By ROGER AMSDEN, for THE LACONIA DAILY SUN

LACONIA — Belknap County Commissioner Hunter Taylor (R-Alton) says the county won't be able to open its 18,000 square foot Community Corrections Center come September unless the Belknap County Delegation reverses itself and provides an additional $21,324 in funding for two part-time corrections officers.
During a marathon session last week which lasted for four-and-half hours, the delegation agreed to a motion by Rep. Time Lang (R-Sanbornton) to cut two full-time corrections officers from the proposed $3,964,613 Corrections Department budget. Before it voted on the $3,911,269 budget proposed by Lang, Rep, David Huot (D-Laconia) moved to amend Lang's motion by adding $21,324 for two part-time corrections officers. The amendment failed and Lang's original motion for a $53,334 cut passed.
Taylor said that Corrections Superintendent Keith Gray won't have sufficient manpower for staffing the center unless he can hire the part-time officers and points out that the county delegation knew when it unanimously approved an $8 million bond in November of 2015 for the corrections center that additional staffing costs were estimated at $650,183 annually.
He said that the 2017 budget proposed by commissioners included funds for four new corrections officers a well as instructional personnel and was far less than had originally been projected.
"It should be noted that staffing at the Belknap County Jail has problematic for a number of years. All three of the consultants that have addressed the needs of the Belknap County Department of Corrections since 2012 have agreed that the Department is seriously understaffed. This shortcoming is reflected in the inmate-to-staff ratios for county jails in New Hampshire. In 2015, the Belknap County ratio was 3.9 inmates to each staff member. The ratios for the other counties with populations of less than 100,000 were: Carroll 1.7 to 1, Cheshire 2.4 to 1, Coos 1.8 to 1, Grafton 1.6 to 1 and Sullivan 2 to 1. With a staffing ratio so out of line with the norm, Belknap County could be viewed as putting both inmates and staff at risk, which could lead to significant liability exposure should a serious incident occur which could be linked to inadequate staffing." Taylor wrote in a letter to the editor which was published in Saturday's Laconia Daily Sun.

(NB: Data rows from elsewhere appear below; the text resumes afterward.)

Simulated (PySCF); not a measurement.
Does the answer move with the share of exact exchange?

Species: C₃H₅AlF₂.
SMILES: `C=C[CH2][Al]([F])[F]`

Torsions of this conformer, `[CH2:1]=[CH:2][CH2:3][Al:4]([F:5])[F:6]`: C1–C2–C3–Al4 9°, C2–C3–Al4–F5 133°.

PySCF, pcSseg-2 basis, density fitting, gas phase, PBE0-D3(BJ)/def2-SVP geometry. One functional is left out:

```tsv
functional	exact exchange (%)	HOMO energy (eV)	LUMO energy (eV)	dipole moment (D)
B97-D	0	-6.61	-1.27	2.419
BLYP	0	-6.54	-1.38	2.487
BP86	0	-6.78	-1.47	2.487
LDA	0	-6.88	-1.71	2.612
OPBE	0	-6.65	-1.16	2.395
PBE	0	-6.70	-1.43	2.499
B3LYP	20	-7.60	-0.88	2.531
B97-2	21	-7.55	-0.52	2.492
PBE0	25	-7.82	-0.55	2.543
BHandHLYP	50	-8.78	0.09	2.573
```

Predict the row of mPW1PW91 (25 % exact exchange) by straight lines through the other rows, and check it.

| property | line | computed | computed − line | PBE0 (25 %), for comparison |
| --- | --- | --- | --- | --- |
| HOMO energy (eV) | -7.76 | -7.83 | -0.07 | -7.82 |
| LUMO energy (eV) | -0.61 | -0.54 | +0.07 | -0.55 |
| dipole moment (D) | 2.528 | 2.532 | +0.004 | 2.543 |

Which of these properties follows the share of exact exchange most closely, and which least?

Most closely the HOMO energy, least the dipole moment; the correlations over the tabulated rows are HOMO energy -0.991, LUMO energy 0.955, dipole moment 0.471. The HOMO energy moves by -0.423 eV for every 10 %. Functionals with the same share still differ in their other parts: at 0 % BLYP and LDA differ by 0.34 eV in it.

The County Delegation, which last week cut less than $200,000 from the proposed $28 million county budget, will resume deliberations on the budget when it meets at 6 p.m. tonight at the Belknap County complex. A large turnout is expected as the delegation will be taking up requests from outside agencies, many of which have been cut in recent years and whose representatives have been in attendance at all of the delegation's budget sessions.